Why doesn’t matching on a `&mut T` re-borrow?

I recently tried to figure out how to use the reference inside of an Option<&mut T> on the stack, without the variable containing the Option being mut.

(playground containing all the examples from below)

does_not_compile!{
    fn foo() {
        let mut x = 1;
        let y = Some(&mut x);
        if let Some(r) = y {
            *r += 1;
        }
        // error: use of moved value
        if let Some(r) = y {
            *r += 1;
        }

        println!("{}", x);
    }
}

At first, I thought it might be impossible. This works, but we need to have mut y:

// workaround using match ergonomics
fn bar() {
    let mut x = 1;
    // needs mut here now
    let mut y = Some(&mut x);
    if let Some(r) = &mut y {
        // and deref twice
        **r += 1;
    }
    if let Some(r) = &mut y {
        **r += 1;
    }

    println!("{}", x); // -> 3
}

Also the **r are not very nice. It took me a while until I had everything figured out. IIRC, I also didn’t find any approach that had me getting rid of the ** (even with the mut y) other than this wordy biest:

// "proper" approach
fn foo() {
    let mut x = 1;
    let y = Some(&mut x);
    // isn’t `&mut ref mut` just ridiculous?
    if let Some(&mut ref mut r) = y {
        *r += 1;
    }
    if let Some(&mut ref mut r) = y {
        *r += 1;
    }

    println!("{}", x); // -> 3
}

This makes me wonder: Why don’t we just have a binder to a &mut T variable re-borrow the reference by default? This would make the first version compile. After all, re-borrows should not make any actual difference in the compiled assembly, right? What would be good reasons against such a change? Of course, taking this approach systematically would mean that even an assignment like let x = y where y: &mut T would re-borrow.

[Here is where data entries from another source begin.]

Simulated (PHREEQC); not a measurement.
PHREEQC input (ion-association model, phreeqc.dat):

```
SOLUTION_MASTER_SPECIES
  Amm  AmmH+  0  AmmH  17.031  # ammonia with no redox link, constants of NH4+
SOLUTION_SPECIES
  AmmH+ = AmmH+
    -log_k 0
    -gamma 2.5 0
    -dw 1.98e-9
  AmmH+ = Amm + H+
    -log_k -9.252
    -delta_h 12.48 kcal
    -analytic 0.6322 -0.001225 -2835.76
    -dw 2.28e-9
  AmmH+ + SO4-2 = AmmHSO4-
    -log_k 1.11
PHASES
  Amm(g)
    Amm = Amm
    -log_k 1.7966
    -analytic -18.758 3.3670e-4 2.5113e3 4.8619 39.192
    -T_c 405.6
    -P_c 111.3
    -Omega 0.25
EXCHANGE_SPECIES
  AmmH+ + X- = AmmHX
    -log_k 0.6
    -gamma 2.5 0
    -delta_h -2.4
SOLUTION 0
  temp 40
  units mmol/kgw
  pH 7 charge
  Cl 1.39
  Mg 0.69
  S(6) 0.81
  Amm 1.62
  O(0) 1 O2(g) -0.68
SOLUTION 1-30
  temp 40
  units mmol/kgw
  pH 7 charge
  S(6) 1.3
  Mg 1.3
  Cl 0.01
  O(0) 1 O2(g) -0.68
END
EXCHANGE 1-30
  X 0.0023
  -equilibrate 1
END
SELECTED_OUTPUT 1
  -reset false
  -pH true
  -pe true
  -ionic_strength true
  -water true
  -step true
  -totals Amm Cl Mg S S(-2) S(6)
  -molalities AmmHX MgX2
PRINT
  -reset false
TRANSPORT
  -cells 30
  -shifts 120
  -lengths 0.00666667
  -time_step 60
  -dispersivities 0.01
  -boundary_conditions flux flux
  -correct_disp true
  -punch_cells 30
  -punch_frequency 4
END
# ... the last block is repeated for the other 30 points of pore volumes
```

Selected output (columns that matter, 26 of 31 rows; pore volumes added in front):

Here’s another example of a problem where the compiler tries to insert a move on matching on/binding a &mut T; this time the Option is behind a reference:

// similar problems behind a reference
does_not_compile!{
    fn baz() {
        let mut x = 1;
        let y = &mut Some(&mut x);
        // error: cannot move out of y.0 which is behind a mutable reference
        if let &mut Some(r) = y {
            *r += 1;
        }

        println!("{}", x);
    }
}
// solution
fn baz() {
    let mut x = 1;
    let y = &mut Some(&mut x);
    // let’s have *mut* every *mut* second *mut* word *mut* be "mut"!
    if let &mut Some(&mut ref mut r) = y {
        *r += 1;
    }

    println!("{}", x); // -> 2
}
2 Likes

My first thought would be that the following should work:

fn foobaz() {
    let mut x = 1;
    let y = Some(&mut x);
    
    if let &Some(r) = &y {
        *r += 1;
    }

    println!("{}", x); // 2
}

But it seems that my understanding about how patterns match up is slightly off since the compiler suggests to remove the & in front of the Some and if I do then I get a mutability error.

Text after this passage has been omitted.